Jason John Nassau
He performed his doctoral studies at Syracuse, and gained his Ph.D. mathematics in 1920. (His thesis was Some Theorems in Alternants.) He then became an assistant professor at the Case Institute of Technology in 1921, teaching astronomy. He continued to instruct at that institution, becoming the University's first chair of astronomy from 1924 until 1959 and chairman of the graduate division from 1936 until 1940. After 1959 he was professor emeritus.
From 1924 until 1959 he was also the director of the Case Western Reserve University (CWRU) Warner and Swasey Observatory in Cleveland, Ohio. He was a pioneer in the study of galactic structure. He also discovered a new star cluster, co-discovered 2 novae in 1961, and developed a technique of studying the distribution of red (M-class or cooler) stars.
- Nassau, Jason John, A Textbook of Practical Astronomy, 1934, New York.
- The Nassau Astronomical Station at the Warner and Swasey Observatory is named for him.
- The Jason J. Nassau Prize was established by the Cleveland Astronomical Society in 1965. It is awarded annually to an outstanding senior student in the CWRU Department of Astronomy.
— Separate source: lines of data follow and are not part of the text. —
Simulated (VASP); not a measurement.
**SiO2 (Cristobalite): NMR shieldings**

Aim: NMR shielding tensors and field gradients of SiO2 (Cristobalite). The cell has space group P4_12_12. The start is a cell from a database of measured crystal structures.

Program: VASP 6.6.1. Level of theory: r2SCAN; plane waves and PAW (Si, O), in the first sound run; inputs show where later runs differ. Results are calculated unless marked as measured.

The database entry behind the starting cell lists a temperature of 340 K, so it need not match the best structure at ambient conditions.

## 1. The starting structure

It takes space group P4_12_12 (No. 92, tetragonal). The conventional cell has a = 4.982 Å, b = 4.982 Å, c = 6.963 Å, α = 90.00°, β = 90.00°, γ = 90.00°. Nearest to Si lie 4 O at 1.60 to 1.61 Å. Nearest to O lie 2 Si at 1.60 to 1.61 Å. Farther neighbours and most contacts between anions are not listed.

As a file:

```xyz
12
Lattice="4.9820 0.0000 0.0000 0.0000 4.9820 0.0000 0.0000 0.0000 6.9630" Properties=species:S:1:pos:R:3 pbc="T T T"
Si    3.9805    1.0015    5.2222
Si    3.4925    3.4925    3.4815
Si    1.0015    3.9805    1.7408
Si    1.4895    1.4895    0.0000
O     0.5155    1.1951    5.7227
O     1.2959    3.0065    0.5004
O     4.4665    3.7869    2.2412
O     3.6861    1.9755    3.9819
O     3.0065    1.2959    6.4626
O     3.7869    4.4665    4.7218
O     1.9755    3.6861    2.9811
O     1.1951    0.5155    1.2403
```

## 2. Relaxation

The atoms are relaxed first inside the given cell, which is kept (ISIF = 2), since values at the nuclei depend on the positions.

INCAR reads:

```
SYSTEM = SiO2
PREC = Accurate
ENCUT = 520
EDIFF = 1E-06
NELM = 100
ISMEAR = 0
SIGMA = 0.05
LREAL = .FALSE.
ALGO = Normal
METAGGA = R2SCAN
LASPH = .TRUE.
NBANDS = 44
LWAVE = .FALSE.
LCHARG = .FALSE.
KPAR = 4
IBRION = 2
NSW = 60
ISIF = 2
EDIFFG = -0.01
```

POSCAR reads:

- The Jason J. Nassau Service Award was established by the Cleveland Astronomical Society in 2007 to recognize a person who has shown exemplary leadership and contributions in the Local, National and International Astronomy Community.
- The crater Nassau on the Moon is named after him.
- Asteroid 9240 Nassau is named for him. It was discovered May 31, 1997.